The play features, as the title suggests, Roses. One Rose has recently become chief of the reserve, a woman who must fight constantly to keep her position and maintain the integrity of her native culture. Another Rose died seven years earlier in the saddle of her Harley while on her glorious, but grievous journey to women’s liberation. The third Rose never even had a chance to be born.
Emily Dictionary and some of her female biker pals take centre stage when Big Joey enlists the Sudbury Mafia to help with his plans to open a multi-million dollar dream casino in the women’s cherished Community Hall on the Rez. Bob Rae, Premier of Ontario at the time, makes an appearance in a land claims negotiation to sign the first Indian treaty in a hundred years with Chief Big Rose.

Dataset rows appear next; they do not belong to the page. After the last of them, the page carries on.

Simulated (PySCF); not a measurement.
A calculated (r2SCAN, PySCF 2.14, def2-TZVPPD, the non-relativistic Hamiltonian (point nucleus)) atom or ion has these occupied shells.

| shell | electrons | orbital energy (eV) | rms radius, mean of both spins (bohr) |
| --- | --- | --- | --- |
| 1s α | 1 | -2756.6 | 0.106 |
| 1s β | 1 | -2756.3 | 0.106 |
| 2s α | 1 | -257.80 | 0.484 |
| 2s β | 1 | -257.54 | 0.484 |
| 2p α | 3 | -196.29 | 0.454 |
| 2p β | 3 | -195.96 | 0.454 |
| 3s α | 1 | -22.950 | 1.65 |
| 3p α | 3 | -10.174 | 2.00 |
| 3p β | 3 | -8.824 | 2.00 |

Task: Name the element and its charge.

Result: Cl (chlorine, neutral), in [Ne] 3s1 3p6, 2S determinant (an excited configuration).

Violence against women is once again a powerful issue in the play as the battle for the future of the community builds to its shattering climax.
Cast of 10 women and 7 men.
Tomson Highway was born near Maria Lake, Manitoba in 1951. Living a nomadic lifestyle with no access to books, television or radio, Highway’s parents would tell their children stories, kindling Highway’s life-long interest in the oral tradition of storytelling.
Tomson Highway is widely recognized for his tremendous contribution to the development of Aboriginal theatre in both Canada and around the world.
In 1994, he was inducted into the Order of Canada, the first Aboriginal writer to be so honoured.
“Tomson Highway has been a groundbreaking foundational dramatist—the inaugural voice of a generation of First Nations playwrights in Canada.”